“Snow Falling on Cedars”- Book Review

The thing I love about reading lesser-known novels is that there’s a greater chance you’ll be left absolutely surprised. Stories like Romeo and Juliet and The Odyssey are so commonly known you could practically recite the entire plot beat by beat like the Pledge of Allegiance. Not having the intense hype definitely helps as well, that way your expectations are so low that you basically go into the story with a blank slate. The reason I’m laying this out is because it is how I was when I started reading David Guterson’s 1994 novel, Snow Falling on Cedars.

The year is 1954. The setting, a small fishing community spread out along the fictional island of San Piedro, which is located off the northern coast of Puget Sound. A Japanese-American man named Kabuo Miyamoto is stranding trial for the murder of Carl Heine, a white fisherman. As the trial wears on, it becomes very clear that this case is about much more than murder. Brewing under the surface is a long-standing essence of racial prejudices and a childhood love affair destroyed by circumstance.

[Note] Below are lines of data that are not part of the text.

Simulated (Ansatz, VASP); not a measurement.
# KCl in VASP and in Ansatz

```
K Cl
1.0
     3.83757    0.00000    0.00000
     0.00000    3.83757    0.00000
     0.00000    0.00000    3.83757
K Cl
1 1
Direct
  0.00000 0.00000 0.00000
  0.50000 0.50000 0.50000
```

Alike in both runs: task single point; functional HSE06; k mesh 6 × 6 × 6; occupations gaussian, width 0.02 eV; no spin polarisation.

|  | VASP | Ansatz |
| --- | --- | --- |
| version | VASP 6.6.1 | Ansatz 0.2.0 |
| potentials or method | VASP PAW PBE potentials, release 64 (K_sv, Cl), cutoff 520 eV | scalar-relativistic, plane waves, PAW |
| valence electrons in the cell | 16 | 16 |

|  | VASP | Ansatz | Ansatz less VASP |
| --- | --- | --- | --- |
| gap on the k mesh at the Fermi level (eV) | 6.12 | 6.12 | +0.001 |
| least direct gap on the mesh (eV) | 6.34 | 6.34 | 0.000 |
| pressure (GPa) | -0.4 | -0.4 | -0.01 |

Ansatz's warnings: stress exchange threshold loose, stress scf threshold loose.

Anyone who knows me knows I’m more of a fantasy girl. It’s my favorite genre, my niche as a writer. But I do often like to try something different. The reason I picked Snow Falling on Cedars is because I’m fascinated with period pieces. I’ll admit it took me a few chapters to get me into the story. Not that the novel started rough, but it took me a short while to get used to the repetitive court room dialogue and Guterson’s extensively detailed descriptions. Once I got to the meat of everything, however, I was hooked. I was one hundred percent in.

As I was reading, the story played out like a movie in my head. Guterson paints a clear portrait of San Piedro. You get a sense of how this community works- their connections, their economy, and their environment (both physical and social). The characters felt so in the flesh and the semi-love triangle storyline provides a crucial emotional edge and never feels forced or melodramatic. I commend the author for conveying racial prejudice as the true villain of the story. The book highlights a small aspect of U.S. history that not many people know about.

Following the attack on Pearl Harbor, anti-Japanese sentiment spread like wildfire across the United States. People were terrified. I remember seeing an old black-and-white photograph of a Japanese-owned shop in California that had hung a huge sign with the words, “We Are Americans!” across the front of the building. In the novel, the citizens of San Piedro line the coast with their rifles in hand, fearing and prepared for a full Japanese invasion. The Japanese-Americans were forced to surrender their belongings (their property, their houses, their cars, their books) to the government, who viewed them as potential spies. They were then herded up like cattle and sent away to internment camps.

This sort of injustice is experienced firsthand by the main characters, and the negative sentiment which stems from it resonates throughout the story. Hell, I saw parallels two what happened in the past to what is going on in this day and age. I mean think about it. After a massive attack on U.S. soil, society and the government try to isolate a group of people who look like the original attackers. Again, sound familiar?

Snow Falling on Cedars is an excellent book. It’s a page turner, and gets increasingly more interesting as the case unfolds. Some moments are dulled down by really, really long descriptions, but it never detracts too much from the greatness of the book. I thought it was a great read, and I definitely recommend it as a good period drama as well as an interesting slice of history.